Leaving the good life in rural France
An historic property in the Armagnac region and a Napoleonic-era home in Luxé have been lovingly cherished – and enjoyed – by two Irish owners now returning home
‘When I first saw the house I said, ‘Aw Jesus, this is fantastic’, and my father said, ‘For god’s sake, have you nothing else to do?’ It needed a lot of work and my father – who was so kind to come with me – was worried,” says Patricia Taylor, who promptly bought the house, in the Armagnac region of Gascony in France, and worked on it every day at the start, along with local builders.
“It is a historic property with stone walls that are just delicious but they had to be revealed: they were behind a render made from hay and clay.”
Trish was used to life in France, having moved there to work in the cheese industry in the 1980s, after studying food science in Cork and Massachusetts.
She later switched into the wine trade and ended up working on Clint Eastwood’s ranch in the US for a while, as a wine and champagne specialist, before returning home to Donegal. Dreaming of returning to France, she contacted a few agents.
“Then, in 2007, my brother died unexpectedly and it sent us all into a tailspin. He was the comedian of the family and had no health problems. When Jimmy died it just took everything; pulled out the foundation. I was really close to him.
“I was sitting here in Donegal behind closed curtains when an agent called me about this house. She said it needed a lot of work and the vendor wanted someone who would take it on, who was artistic and skilled. I decided to leave employment and do something for myself.”
Trish was captivated by the historic property and garden, dripping with fruit trees including pears, apples and walnuts, which had been tended by a local woman for 32 years with ne’r a spray of pesticide. When Trish dug over the garden, she found a pestle and mortar from Roman times.
Trish moved in to the house before the electricity had been connected and set to work, digging, building and catering. She and a Portuguese mason doubled up as cooks, providing food and wine to the construction team. Layers of decoration were stripped back in the house; blocked fireplaces were revealed, windows were custom-made for existing arched openings and roofs were renewed.
Once the work was complete – and neighbouring properties added to make a portfolio of three cottages – Trish turned it into a gites business, heading to brocante sales in various villages to furnish the holiday-lets.

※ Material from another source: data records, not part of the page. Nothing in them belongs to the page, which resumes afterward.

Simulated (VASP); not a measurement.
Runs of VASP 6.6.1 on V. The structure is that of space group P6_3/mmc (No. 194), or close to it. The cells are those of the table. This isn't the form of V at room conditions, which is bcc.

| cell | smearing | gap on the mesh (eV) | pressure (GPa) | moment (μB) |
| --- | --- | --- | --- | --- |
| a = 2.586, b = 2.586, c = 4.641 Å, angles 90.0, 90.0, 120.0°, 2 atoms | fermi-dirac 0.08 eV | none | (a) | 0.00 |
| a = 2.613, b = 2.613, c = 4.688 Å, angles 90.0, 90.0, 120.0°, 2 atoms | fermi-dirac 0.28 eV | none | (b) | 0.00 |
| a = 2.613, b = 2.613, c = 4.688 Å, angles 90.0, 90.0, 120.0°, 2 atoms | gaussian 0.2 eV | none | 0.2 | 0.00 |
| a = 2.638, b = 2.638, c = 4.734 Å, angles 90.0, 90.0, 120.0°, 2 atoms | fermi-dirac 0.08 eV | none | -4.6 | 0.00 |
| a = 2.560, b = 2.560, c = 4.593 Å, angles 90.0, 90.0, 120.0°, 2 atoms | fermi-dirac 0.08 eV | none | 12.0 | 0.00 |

“The brocante sales take place on Sunday when nothing else is happening – the shops aren’t open – so everybody runs out to them and sits outside with glasses of wine. I got the best of French linen and old furniture, including a beautiful antique chair for €5.”
Now Trish is returning to Donegal to be with her parents who are in their late-eighties. She is selling the gites business in France – complete with bookings – for a price that will just make her money back.
Many guests are referred from a nearby chateau that holds weddings while musicians taking part in a local opera have also been coming for the past five years and will stay again this summer.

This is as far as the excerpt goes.